In addition to the overall size of the CDO market, their ownership is another relevant issue. It appears that hedge funds own only a relatively small percentage of the CDOs outstanding. However, it is likely that their holdings are relatively concentrated in the riskier "equity" tranches of these securities, and that they comprise a much larger share of hedge fund portfolios than they do of overall securities markets. In fact, one recent market estimate is that about 50 percent of hedge funds' structured credit holdings are in the riskiest equity tranches. While banks and insurance companies hold a larger share of the overall CDO market than do leveraged investors such as hedge funds, the share of such instruments in their overall portfolio remains small.
To sum things up, it appears that hedge funds own a surprisingly low share of CDOs outstanding, but have concentrated a significant proportion of their portfolios in such instruments. The reverse is true for other financial institutions—they have relatively larger shares of the outstanding amount, but such holdings represent a very small share of their overall portfolios, and are much less likely to reflect holdings of the riskier tranches.

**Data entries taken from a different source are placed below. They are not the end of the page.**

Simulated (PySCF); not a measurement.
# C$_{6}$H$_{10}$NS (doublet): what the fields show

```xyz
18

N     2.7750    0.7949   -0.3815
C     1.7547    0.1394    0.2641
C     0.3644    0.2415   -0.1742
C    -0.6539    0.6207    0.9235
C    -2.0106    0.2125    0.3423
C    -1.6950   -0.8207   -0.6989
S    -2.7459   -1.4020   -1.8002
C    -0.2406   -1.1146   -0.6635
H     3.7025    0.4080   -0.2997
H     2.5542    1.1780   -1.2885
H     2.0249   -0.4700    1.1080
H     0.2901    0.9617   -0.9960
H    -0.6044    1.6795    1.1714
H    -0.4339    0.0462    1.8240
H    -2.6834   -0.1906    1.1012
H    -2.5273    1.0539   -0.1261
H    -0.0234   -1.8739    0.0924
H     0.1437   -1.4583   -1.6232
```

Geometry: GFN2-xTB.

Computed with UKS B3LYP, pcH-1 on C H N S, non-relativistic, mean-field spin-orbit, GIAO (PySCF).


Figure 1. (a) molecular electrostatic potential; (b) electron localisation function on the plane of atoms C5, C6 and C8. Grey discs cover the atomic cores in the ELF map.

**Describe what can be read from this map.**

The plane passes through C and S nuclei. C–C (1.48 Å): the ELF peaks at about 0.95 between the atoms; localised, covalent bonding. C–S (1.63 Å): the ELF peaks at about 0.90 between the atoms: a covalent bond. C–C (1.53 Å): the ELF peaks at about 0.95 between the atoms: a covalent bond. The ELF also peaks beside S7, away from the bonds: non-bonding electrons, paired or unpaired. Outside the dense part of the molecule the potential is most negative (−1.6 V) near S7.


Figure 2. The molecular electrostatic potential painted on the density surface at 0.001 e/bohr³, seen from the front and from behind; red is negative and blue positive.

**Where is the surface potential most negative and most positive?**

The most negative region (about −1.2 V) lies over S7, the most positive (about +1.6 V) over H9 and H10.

The stability implications of this pattern of holdings are obviously mixed. While hedge funds may have small shares of such assets under management, they may account for a larger share of the turnover, and are more at risk. In contrast, traditional investors may be able to absorb any losses in this sector more easily given that these instruments constitute relatively small shares of their portfolios, and are concentrated in the less risky tranches.
Reflecting the latest developments in the sub-prime CDO market, some hedge funds appear to have sustained significant losses, in some cases requiring substantial loss provisions by their "parent" companies. Since June 15, when the highly-publicized difficulties of certain hedge funds first became known, spreads have more than doubled on CDOs backed by collateral with an average quality of BBB,
Taken together, the latest developments carry implications for financial markets, for economic fundamentals, and for government policies.
For markets, the immediate issue to consider is whether the heightened market discipline will be effective or destructive.
While the impact has so far been relatively contained, spillovers to broader markets cannot be ruled out. Two possible channels come to mind: First, investors who relied on the credit ratings on CDOs and CLOs when making investment decisions may question the value of ratings in other markets. Second, the backup in the CLO market is very likely to slow down—if not temporarily halt—leveraged buy-out (LBO) activity. While this could cause worries about equity valuations, such concerns should eventually recede, so long as corporate profitability remains strong. After all, second quarter US corporate profit data once again exceeded consensus expectations.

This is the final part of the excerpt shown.